No Dancing

The climate for modern dance in St. Louis is especially chill

Leave it to a dancer to recognize what a beleaguered quarterback needs.

"Kurt Warner needs some dance training," says Angela Culbertson, a few days before an X-ray confirms that God's own quarterback has a hairline fracture in his right hand. The founder and director of Atrek Dance Company continues her analysis: "Something's stopping him from taking the risks he needs to take. He's not moving well in the pocket at all."

Culbertson raises her arm gracefully from her side, extending her fingers and scooping the air as if ladling gold dust. She explains how an injury to the pinkie finger affects the movement of the arm right up to the rotator cuff. A lot of dance movement plays out in the mechanics of the hand, Culbertson explains.

The Rams, and everybody else, could learn a lot from dancers. Dance is all about the body, the body being the instrument through which dance is made. We upright-walking bipeds are pretty much about the body, too, although we neglect it or deny it. Dance centers on the body, and thus, through acts of grace, transcends the body.

You'd think an activity so damn marvelous would be appreciated, but in St. Louis, dance is the neglected stepsister of the arts, the char girl who keeps doing with less and less with no invitation to the ball in her future.
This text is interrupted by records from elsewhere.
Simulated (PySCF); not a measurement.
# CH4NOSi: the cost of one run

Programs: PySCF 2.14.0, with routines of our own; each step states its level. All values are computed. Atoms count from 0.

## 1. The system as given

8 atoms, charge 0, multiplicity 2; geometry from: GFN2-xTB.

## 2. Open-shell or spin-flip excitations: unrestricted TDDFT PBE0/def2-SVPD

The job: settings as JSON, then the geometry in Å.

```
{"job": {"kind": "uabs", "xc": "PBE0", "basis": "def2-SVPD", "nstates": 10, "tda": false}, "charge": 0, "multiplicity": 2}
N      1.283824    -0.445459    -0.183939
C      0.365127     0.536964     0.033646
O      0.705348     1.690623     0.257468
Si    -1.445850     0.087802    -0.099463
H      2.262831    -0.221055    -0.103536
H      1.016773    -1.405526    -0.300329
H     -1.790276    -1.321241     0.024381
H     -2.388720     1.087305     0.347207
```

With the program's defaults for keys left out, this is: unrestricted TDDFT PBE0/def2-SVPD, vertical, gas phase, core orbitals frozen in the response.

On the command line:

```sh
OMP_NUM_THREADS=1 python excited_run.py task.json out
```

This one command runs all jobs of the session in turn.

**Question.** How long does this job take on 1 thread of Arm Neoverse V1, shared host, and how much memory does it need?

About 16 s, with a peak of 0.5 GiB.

Culbertson founded Atrek in 1992, and since then there has not been a new, ambitious, rambunctious contemporary dance company formed in the city. Suzanne Grace and Burning Feet left town. Gash/Voigt Dance Theatre performed its dying swan last weekend.

The MidAmerica Dance Company, the grandmother of them all, remains stable -- remarkable, considering that it is one of the few companies anywhere to outlive its founders -- but, cautions artistic director Stacy West, don't say Madco's doing great, because the funding spigot might get cut off. "We're getting by, stable, but don't stop funding us or we're gone," says the clear-eyed dancer with a business and marketing degree.

Madco, 26 years old and still dancing, has finagled a rewarding relationship with Lindenwood University, receiving rehearsal space and internships. But everyone else is involved in the perpetual search for a decent floor on which to try new moves, a venue from which to perform them.

Could there be more thriving, innovative dance companies working in St. Louis? "I would like to think so," West says. "I encounter so many who want to start a new company. I say, 'That's really great.' But inside I say, 'You have no idea.'"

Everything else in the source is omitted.